Citation by Sheri Fritz, University of Nebraska – Lincoln and Paul Baker, Duke University
We are delighted to introduce Tom Johnson as the recipient of the 2019 Israel C. Russell Award in limnogeology. Tom, an expert on biogenic silica and carbonate dissolution in the ocean, was a pioneer in applying the approaches of paleoceanography to lakes. In the 1990s, he spearheaded the International Decade of East African Lakes (IDEAL), which helped catalyze investigations of Africa’s large lakes. He also mobilized support for lake drilling and later was PI on the ambitious Lake Malawi Drilling Project. He was Founding Director of the Large Lakes Observatory at University Minnesota-Duluth, which rapidly became a leading center for interdisciplinary lake research.
Some of Tom’s earliest limnological work dealt with sedimentation and silica cycling in Lake Superior, but he is best known for research on climate history in Central and Eastern Africa. With Bruce Rosendahl, he was one of the first to undertake single and multi-channel seismic reflection profiling in African lakes. His studies documented profound late-Pleistocene lake-level changes, including desiccation of Lake Victoria, with important implications for speciation of the endemic cichlid fauna. Studies of Lake Malawi drill cores, extending back over a million years, demonstrated the role of insolation and Indian Ocean SST in pacing precipitation and temperature variability in East Africa, as well as a surprising long-term evolution to progressively wetter conditions. Together with students and colleagues, Tom also promoted new organic geochemical techniques, generating some of the first long continental reconstructions of temperature in tropical East Africa. In short, Tom has been a leading figure in African paleoclimatology.

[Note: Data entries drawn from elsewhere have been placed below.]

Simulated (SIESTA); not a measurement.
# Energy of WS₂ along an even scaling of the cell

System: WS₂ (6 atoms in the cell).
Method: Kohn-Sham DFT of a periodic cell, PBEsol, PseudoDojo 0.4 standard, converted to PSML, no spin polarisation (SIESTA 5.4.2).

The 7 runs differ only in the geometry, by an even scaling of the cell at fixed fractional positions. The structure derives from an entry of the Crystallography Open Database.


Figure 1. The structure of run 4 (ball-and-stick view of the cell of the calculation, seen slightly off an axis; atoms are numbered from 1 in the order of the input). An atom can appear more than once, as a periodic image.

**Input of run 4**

Tom has been an excellent mentor of graduate students and postdocs, and many have gone on to highly successful careers of their own. He has led and served on multiple committees and advisory boards, including as co-founder of the GSA Limnogeology Division in 2002.
We congratulate Tom on this well-deserved recognition of his many accomplishments!
Response by Thomas C. Johnson
Thank you, Sheri Fritz and Paul Baker, for your flattering and very kind words. I am truly honored to be receiving the Israel C. Russell Award, especially when nominated by such eminent scientists as yourselves.
One’s path through life is truly fickle – Twists and turns along the way may lead to joy and stimulation, or to tedium, or even to tragedy. I am one of the lucky ones. I knew from quite an early age that I wanted to do something on the oceans. Despite growing up in a small mining town in northern Minnesota, I managed to head out to Seattle to major in oceanography at the University of Washington. What followed was 4 years at UW, 3 years in the Coast Guard, and 5 years at Scripps Institution of Oceanography, followed by over 40 wonderful years in academia, at the University of Minnesota (Twin Cities and Duluth), Duke University, and now, somewhat retired, at the University of Massachusetts Amherst.
I want to acknowledge a few of the many people who particularly influenced my career – those lucky encounters that led to such a rewarding, professional life. Dick Sternberg at the UW, who taught me the attraction of a life in academia, and how to calmly respond to the challenges of science at sea. Wolfgang Berger, my Ph.D. advisor at Scripps, whose keen mind taught me to think globally, to write professionally, and yes, to take a break at noon once in awhile for some body surfing and a run on the beach. Herb Wright, who led the Limnological Research Center in Minneapolis, home of a most impressive stream of graduate students and post-docs from whom I gained so much insight into Quaternary geology and limnology. Bruce Rosendahl at Duke University, who drew me to Duke and into the great lakes of East Africa, where I subsequently focused most of my research, on the climate history of the African tropics. Kerry Kelts, who convinced me to return to Minnesota, to set up the Large Lakes Observatory on the Duluth campus. Kerry and I co-conspired to set up IDEAL (the International Decade for East African Lakes). We had embarked on a productive collaboration on Lakes Victoria and Edward, which most unfortunately ended when he passed away at too early an age. Joe Werne, who established an organic geochemistry lab at LLO and soon led to our co-advising several excellent graduate students who were the first to use TEX86 as a paleo-thermometer in lakes, and to obtain leaf wax isotopic records of past precipitation. Eric Brown, who set up an excellent core scanning XRF facility at LLO, at the time just the second one in the United States. Captain Mike King and the crew of LLO’s R/V Blue Heron, which has become a most capable research vessel in the Laurentian Great Lakes, now used by scientists from many universities in the region. To the many excellent graduate students I have had over the years, some of whom are in the room tonight, I extend my warmest regards and gratitude for your very important contributions to our science, and for the pleasant environment in which we collaborated. Finally, I thank my dear wife, Kate Whittaker, for contributing so often as a graphic designer, social organizer, and field companion, and for adding such a warm and artistic dimension to my life.